Journal of Microfinance / ESR Review


Jeffrey Ashe


Working Capital is the United States' largest peer-group lending program. This article reviews what Working Capital has learned about the market, its customers, program impact, and service delivery over its ten year history. It presents a model for understanding how participating in peer lending groups develops “social and economic capital” in poor communities. The article then discusses how participants judge the group model as they identify the characteristics of successful groups and the impact of the group on their businesses, on themselves personally, and on the larger community. The rest of the article discusses how Working Capital evolved from a start-up operation in a single town into a multistate program and explores the advantages and limitations of rapid expansion. A checklist for choosing affiliate partners is presented, along with a list of the lessons learned about delivering services though affiliates.

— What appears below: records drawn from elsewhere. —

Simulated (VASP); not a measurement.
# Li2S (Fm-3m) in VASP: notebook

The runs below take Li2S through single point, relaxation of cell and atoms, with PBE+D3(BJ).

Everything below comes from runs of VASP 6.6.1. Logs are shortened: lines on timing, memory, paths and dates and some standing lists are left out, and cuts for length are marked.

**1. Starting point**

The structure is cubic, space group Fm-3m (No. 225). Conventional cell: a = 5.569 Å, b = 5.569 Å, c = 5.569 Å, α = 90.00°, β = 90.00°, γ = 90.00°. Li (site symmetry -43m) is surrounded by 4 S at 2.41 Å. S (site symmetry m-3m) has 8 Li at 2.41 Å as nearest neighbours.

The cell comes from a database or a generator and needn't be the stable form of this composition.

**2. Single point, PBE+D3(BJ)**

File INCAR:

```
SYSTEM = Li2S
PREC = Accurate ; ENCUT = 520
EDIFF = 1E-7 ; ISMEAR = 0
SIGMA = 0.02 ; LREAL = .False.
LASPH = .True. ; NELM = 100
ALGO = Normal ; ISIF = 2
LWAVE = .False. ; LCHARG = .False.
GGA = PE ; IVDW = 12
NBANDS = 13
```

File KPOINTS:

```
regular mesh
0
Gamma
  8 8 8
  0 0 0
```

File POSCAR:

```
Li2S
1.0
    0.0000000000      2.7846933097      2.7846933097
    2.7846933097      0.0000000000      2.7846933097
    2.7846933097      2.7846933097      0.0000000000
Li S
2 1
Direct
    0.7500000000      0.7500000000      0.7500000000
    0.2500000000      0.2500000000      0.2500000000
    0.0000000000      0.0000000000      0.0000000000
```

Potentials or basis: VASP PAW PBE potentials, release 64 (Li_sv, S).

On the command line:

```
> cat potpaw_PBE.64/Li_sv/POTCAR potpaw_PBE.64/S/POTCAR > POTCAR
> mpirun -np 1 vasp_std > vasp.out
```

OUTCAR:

Jeffrey Ashe, currently a Senior Fellow at Brandeis University's Institute for Sustainable Development, founded and served for eight years as the Executive Director of Working Capital, the United States' largest group-based microlending program. He has served as a consultant to microfinance programs in the United States and twenty-five countries, with clients ranging from the World Bank and the foreign aid programs of the United States, Canada, and England, to NGOs, including Freedom from Hunger, Catholic Relief Services, and Pact. He was previously Senior Associate Director at ACCION International, where he directed the AID-sponsored Pisces Project. Pisces, the first worldwide investigation of microenterprise programs, provided the base for much of the work that has followed in this field. He has lectured and taught at major universities, published widely, and earned a BA in Political Science from the University of California at Berkeley and an MA in Sociology from Boston University.